You are viewing a plain text version of this content. The canonical link for it is here.
Posted to mapreduce-user@hadoop.apache.org by Niels Basjes <Ni...@basjes.nl> on 2011/05/03 15:42:35 UTC

Including external libraries in my job.

Hi,

I've written my first very simple job that does something with hbase.

Now when I try to submit my jar in my cluster I get this:

[nbasjes@master ~/src/catalogloader/run]$ hadoop jar
catalogloader-1.0-SNAPSHOT.jar nl.basjes.catalogloader.Loader
/user/nbasjes/Minicatalog.xml
Exception in thread "main" java.lang.NoClassDefFoundError:
org/apache/hadoop/hbase/HBaseConfiguration
        at nl.basjes.catalogloader.Loader.main(Loader.java:156)
        at sun.reflect.NativeMethodAccessorImpl.invoke0(Native Method)
        at sun.reflect.NativeMethodAccessorImpl.invoke(NativeMethodAccessorImpl.java:39)
        at sun.reflect.DelegatingMethodAccessorImpl.invoke(DelegatingMethodAccessorImpl.java:25)
...

I've found this blog post that promises help
http://www.cloudera.com/blog/2011/01/how-to-include-third-party-libraries-in-your-map-reduce-job/

Quote:
    "1. Include the JAR in the “-libjars” command line option of the
`hadoop jar …` command. The jar will be placed in distributed cache
and will be made available to all of the job’s task attempts. "

However one of the comments states:
    "Unfortunately, method 1 only work before 0.18, it doesn’t work in 0.20."

Indeed, I can't get it to work this way.

I've tried something as simple as:
export HADOOP_CLASSPATH=/usr/lib/hbase/hbase-0.90.1-cdh3u0.jar:/usr/lib/zookeeper/zookeeper-3.3.3-cdh3u0.jar
and then run the job but that (as expected) simply means the tasks on
the processing nodes fail with a similar error:
java.lang.RuntimeException: java.lang.ClassNotFoundException:
org.apache.hadoop.hbase.mapreduce.TableOutputFormat
        at org.apache.hadoop.conf.Configuration.getClass(Configuration.java:996)
        at org.apache.hadoop.mapreduce.JobContext.getOutputFormatClass(JobContext.java:248)
        at org.apache.hadoop.mapred.Task.initialize(Task.java:486)
        at org.apache.hadoop.mapred.MapTask.run(MapTask.java:305)
...

So what is the correct way of doing this?

-- 
Met vriendelijke groeten,

Niels Basjes

Re: Including external libraries in my job.

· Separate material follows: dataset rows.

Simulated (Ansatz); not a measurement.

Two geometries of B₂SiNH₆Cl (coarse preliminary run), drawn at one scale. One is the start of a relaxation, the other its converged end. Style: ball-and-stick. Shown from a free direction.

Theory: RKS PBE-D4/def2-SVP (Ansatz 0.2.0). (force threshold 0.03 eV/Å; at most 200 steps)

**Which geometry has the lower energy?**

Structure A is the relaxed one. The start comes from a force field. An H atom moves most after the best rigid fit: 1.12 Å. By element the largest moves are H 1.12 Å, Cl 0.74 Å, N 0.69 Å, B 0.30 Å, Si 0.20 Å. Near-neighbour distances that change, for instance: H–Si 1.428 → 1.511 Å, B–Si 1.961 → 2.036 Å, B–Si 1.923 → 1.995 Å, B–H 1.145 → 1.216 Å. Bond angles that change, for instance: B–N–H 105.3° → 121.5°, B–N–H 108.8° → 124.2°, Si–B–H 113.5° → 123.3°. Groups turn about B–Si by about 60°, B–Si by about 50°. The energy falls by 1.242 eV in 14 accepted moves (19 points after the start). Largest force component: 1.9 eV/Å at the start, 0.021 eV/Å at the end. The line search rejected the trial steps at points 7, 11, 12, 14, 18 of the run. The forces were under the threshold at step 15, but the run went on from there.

Posted by Friso van Vollenhoven <fv...@xebia.com>.
Hi,

The generic way of getting additional jars on the job's classpath that I typically use is to make your job jar contain a /lib folder in which you place all dependencies (without unpacking, just the .jar files). You can include the HBase jars there as well.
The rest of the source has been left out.